To solve that problem we can aggregate certain data. For example we can aggregate by minute or hour or day and have default reporting tables for those aggregations. Default aggregations also means faster reporting because the aggregation can happen in the background and not at query time. Of course we can also aggregate by country or device type or other kind of grouping. And if that doesn’t solve our needs we can still query those 83 zetabytes of data for our year over year comparison by nano-second of the day. Just make sure to cache the queries so you don’t have to read the entire database again when you run the same query.

5. Visualisation (or Reporting)

Getting from numbers to something that is a meaningful and impactful visualisation is never straightforward. What works in one situation might not work in the next one. One of the big benefits of a tool like Google Analytics (and some of the other analytics tools out there) is that they have a few specific use cases (e.g. e-commerce) and they have the right metrics and visualisations to match those use cases. That means that if you fit the use case you’re in luck, but if you don’t you need to find a different way to visualise your metrics.

Those metrics themselves, by the way, are also the end product of some choices. Just consider the definition of a session in Google Analytics. There are a lot of assumptions in there (new UTM tag equals new session) as well as some quirks (when the clock strikes midnight, new session). Nonetheless, a session can be a useful and meaningful concept to aggregate usage statistics: no one likes looking at raw timestamp and event data.

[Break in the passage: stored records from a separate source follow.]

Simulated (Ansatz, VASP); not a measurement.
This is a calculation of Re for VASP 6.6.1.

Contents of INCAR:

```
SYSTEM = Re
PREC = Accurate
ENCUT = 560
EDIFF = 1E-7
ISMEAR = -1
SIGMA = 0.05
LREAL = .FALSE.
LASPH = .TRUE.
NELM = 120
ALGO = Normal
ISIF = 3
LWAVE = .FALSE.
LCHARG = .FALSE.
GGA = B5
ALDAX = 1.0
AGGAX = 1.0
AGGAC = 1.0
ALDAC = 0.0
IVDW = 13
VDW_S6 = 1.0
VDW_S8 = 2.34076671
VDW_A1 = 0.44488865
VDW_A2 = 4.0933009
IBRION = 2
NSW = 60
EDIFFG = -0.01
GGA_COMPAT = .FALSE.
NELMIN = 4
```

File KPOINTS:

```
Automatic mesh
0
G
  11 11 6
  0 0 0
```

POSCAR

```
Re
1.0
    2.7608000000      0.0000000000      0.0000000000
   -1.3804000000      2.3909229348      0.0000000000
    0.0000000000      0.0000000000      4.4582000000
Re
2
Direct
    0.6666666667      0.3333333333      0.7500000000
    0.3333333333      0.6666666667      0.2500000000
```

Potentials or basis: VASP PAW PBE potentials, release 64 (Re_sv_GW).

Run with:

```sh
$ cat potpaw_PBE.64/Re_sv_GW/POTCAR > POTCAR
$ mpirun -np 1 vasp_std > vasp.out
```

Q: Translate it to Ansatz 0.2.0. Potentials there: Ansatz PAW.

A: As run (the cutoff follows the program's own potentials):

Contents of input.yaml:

The right tool for the job

Now that we’ve distinguished the different roles an analytics tool can play, you might see how different tools accomplish different goals. To give you an idea:

Segment: collection, ingestion, routing (and temporary storage)
Google Analytics: collection, ingestion, storage, routing (google ads only) and visualisation
Adobe Analytics: collection, ingestion, (some) routing, and visualisation
Google Tag Manager Server-Side: routing only